My brothers drug history dates back to post HS graduation era. 2004. He was just 19. You think I would have learned from the horror of my brother’s chronicles, but I didn’t. Honestly, I didn’t know the truth about what he was going through until way past the point of panic. He was private and in denial by the time I understood what was really going on with him. Credit to his friends for their honesty and attempts to help genuinely him, on so many occasions.
And I was as steadfast and stubborn as it gets. I never thought addiction would even clip the corner of my life, let alone saturate it thoroughly. Not me, not ever. But it did, and as a tough kid I am embarrassed to admit it absolutely kicked my ass.
By now, you’re probably asking yourself if we had addiction in the family, as most folks pinpoint that as the direct correlation between parent and child addictive traits. And we did, but it wasn’t drugs. And honestly, we were taught not to believe in that shit.
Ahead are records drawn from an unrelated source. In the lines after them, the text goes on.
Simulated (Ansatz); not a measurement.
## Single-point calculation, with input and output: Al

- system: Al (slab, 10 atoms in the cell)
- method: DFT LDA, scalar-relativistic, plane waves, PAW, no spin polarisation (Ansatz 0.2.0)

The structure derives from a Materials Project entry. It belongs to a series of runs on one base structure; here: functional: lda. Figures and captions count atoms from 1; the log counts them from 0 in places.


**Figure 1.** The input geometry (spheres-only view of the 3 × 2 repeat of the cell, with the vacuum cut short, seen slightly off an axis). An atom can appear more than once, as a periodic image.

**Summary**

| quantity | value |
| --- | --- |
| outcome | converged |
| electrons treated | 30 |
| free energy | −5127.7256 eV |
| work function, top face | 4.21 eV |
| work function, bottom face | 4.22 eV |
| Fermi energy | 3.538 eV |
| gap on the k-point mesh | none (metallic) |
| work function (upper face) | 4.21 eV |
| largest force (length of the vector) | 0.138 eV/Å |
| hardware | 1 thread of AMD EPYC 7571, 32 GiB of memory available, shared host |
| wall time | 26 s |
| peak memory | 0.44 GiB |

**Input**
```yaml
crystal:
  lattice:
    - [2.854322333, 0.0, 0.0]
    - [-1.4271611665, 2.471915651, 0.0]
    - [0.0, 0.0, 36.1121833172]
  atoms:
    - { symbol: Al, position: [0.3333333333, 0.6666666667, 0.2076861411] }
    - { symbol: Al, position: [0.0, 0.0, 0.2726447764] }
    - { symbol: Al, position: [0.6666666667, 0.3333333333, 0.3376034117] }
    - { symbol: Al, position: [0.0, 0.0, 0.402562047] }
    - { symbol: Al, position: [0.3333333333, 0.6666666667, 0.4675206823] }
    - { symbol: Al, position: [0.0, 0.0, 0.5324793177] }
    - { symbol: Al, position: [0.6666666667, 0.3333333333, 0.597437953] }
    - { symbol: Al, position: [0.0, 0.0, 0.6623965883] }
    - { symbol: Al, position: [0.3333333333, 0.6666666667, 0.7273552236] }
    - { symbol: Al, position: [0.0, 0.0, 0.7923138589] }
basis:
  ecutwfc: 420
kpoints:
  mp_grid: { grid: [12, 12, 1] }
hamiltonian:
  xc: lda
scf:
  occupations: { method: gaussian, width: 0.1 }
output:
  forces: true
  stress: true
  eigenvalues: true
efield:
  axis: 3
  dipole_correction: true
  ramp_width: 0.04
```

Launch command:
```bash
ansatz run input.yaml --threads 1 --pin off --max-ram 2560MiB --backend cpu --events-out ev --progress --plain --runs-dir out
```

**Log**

Never a notion or contemplation of desiring a death wish. Not aged 3 or age 30. And unless you’ve personally and physically gone through it, it’s impossible to truly understand. That’s the truth. So, if you’re not intimately aware, and you haven’t experienced it yourself, try not to pass misunderstood judgement. Please. The sad reality of my story is that if it can happen to me, it can happen to anybody. And it does, every single day. To unassuming folks who think their mental toughness is unmatched. I’m the unfortunate proof that tests that theory and fails, miserably.
This is the idiosyncratic story of someone who fell on black days but bounced back into a sun shower. It’s my comeback story. A true underdog saga. An exercise in futility where fortune favored the brave. The odds weren’t just stacked; they were clustered, bundled, and massed! An adventure with a triumphant ending, currently. Addiction is always just one bad decision away. That’s no BS.
I’ve survived scoundrels and villains, the worst of the worst. I’m a felon, forever. I live with a fractured heart and have seen more than my share of tragedy. Thanks to it all, I’m more tenacious, resilient, humbled, peaceful & powerful for it. I live by The Golden Rule, “Treat others the way you want to be treated”, and one simple mantra “Not Today, Maybe Tomorrow”. It’s simple but has been extremely effective.
Recovery, currently, is truly sublime. A reality that seemed hopelessly unattainable (and I do mean Hopelessly) has become happily achievable, thus far. On this day. The road here has been an unforgettable, unbelievable journey, and that’s quite an understatement.
This is the wild journey of a kid from Jersey who beat the odds, and proved that tough times don’t last, tough people do (sorry for the cheesy motivational quote). My goal to help anyone in the struggle realize that this too shall pass, no matter how hard that is to believe in the moment. It’s a relatable story, a crazy journey, and I hope I you feel less alone if you’re living this reality.
We were all kids once, hopeful and innocent with wide open futures. Many of us, unfortunately, have been touched by some type of hardship. Broken home, drug or alcohol abuse in the house, abuse of the physical, mental, emotional and spiritual variety. I know that when we look back at the pictures of our childhood, none of us asked for or anticipated these hardships. And the same can be said for those who came before us – our parents, grandparents, aunts and uncles, cousins…they all have a photo at the age of purity, and in that picture none of them are consumed with thoughts of their current alcoholism, future abuse from their loved one, mental illness, war wounds – hidden or visible, homelessness, poverty, rejection, bullying, indiscretions, or just hard times.
We all have a story. We have all endured and persevered. We were ALL kids once.